I have an idea. Instead of a bailout, let's give the Big 3 Detroit automakers a clue. It won't cost anything and it might be more useful in the long run.
The big quandry these days is whether we should give GM, Ford and Chrysler $25 billion to tide them over until... until what? Until they start making cars people actually want to buy? Until they stop paying people ludicrously high salaries to screw door handles on trucks? What do they think is going to change six months from now? They're not going to suddenly become viable companies with a good business plan and stellar products.

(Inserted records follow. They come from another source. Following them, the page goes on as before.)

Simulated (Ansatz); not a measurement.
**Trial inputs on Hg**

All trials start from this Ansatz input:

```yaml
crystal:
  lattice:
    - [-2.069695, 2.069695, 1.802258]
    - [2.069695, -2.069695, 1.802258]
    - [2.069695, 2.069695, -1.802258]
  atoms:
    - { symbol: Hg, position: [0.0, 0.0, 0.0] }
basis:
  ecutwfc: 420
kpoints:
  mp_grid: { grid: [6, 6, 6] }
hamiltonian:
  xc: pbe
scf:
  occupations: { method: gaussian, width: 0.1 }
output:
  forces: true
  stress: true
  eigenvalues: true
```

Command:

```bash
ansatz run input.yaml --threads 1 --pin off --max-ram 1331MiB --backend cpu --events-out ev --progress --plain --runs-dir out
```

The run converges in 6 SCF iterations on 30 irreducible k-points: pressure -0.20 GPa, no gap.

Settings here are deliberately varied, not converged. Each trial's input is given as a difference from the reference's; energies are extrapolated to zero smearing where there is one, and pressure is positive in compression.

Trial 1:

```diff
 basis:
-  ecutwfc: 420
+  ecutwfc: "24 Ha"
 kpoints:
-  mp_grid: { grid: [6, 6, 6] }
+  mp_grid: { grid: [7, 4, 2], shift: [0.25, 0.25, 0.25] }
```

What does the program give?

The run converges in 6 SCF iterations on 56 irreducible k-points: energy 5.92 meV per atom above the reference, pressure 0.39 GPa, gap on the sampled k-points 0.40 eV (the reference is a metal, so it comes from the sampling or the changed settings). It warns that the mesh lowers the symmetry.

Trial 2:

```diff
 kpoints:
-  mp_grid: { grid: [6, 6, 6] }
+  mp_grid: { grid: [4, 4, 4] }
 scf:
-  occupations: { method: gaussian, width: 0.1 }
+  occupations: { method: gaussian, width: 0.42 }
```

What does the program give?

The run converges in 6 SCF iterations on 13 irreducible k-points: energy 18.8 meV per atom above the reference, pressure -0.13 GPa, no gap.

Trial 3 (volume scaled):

$25 billion doesn't sound like a lot considering Congress just voted to give financial institutions $700 billion. But the banks know what they did wrong, and I seriously doubt they're going to be writing a lot of subprime mortgages now to people who can't pay them back. Letting a few banks go under may not be a tragedy, but letting a lot of them go under would have been. So what will happen if the Big 3 suddenly become the Big 2? Yes, there will be jobs lost, but there will be anyway. Nobody seriously thinks all three of these companies will go under, particularly Ford, which seems to be in a much better position than GM or Chrysler.
Chrysler is already owned by a private equity firm. GM has been horribly mismanaged for decades. If one of these companies goes belly up, it may give Ford enough new business that they could hold on through this economic slowdown without any help. But Ford would need to get its act together as well -- why, for instance, is there a Mercury brand? Like GM, who needs to jettison Pontiac, Buick and Saturn, I can't figure out why they haven't ditched all these different name plates and their individual management groups a long time ago. These automakers will have to streamline no matter what; it would make sense to me to get rid of these redundant brands which just don't make good business sense and never did.
In the interest of full disclosure, I used to buy nothing but GM cars. My now ex-husband also had Ford trucks. Then one day I went to look at the new models and was so disgusted by them that I took off for the nearest Honda dealership. I have never looked back, and that was 20 years ago. They lost my business like they lost a lot of other people's business through poor design and worse reliability.
In this age it's entirely possible to buy an American-made Toyota that has a larger percentage of parts made in the U.S. than your neighbor's Chevy, which was made in Mexico with an engine from Japan. If you want to be patriotic and "buy American," there is no longer a clear definition of what that means in the auto industry. BMW is expanding its plant in South Carolina; VW is looking at building a plant here because labor is actually cheaper here than in Germany. There will be jobs for auto workers, the only question is what companies can make cars that are reliable and that people want to buy?
The Big 3 need to learn another lesson -- they made a lot of money for many years from the explosion in SUV and truck sales, all the while paying hundreds of millions of dollars to lobbyists to keep Congress from legislating higher fuel mileage standards and bypassing the ones that did exist by getting them to exclude SUVs from the mix. Now the consumer is also to blame here, as they bought these monster SUVs and trucks and said "I don't give a damn" to the environment (while conveniently forgetting that our dependence on foreign oil is also a national security issue). It's now time for Detroit to own up to their own sins and create some fuel-efficient, reliable, well-designed cars. Maybe then we'll have American automobile manufacturers to be proud of.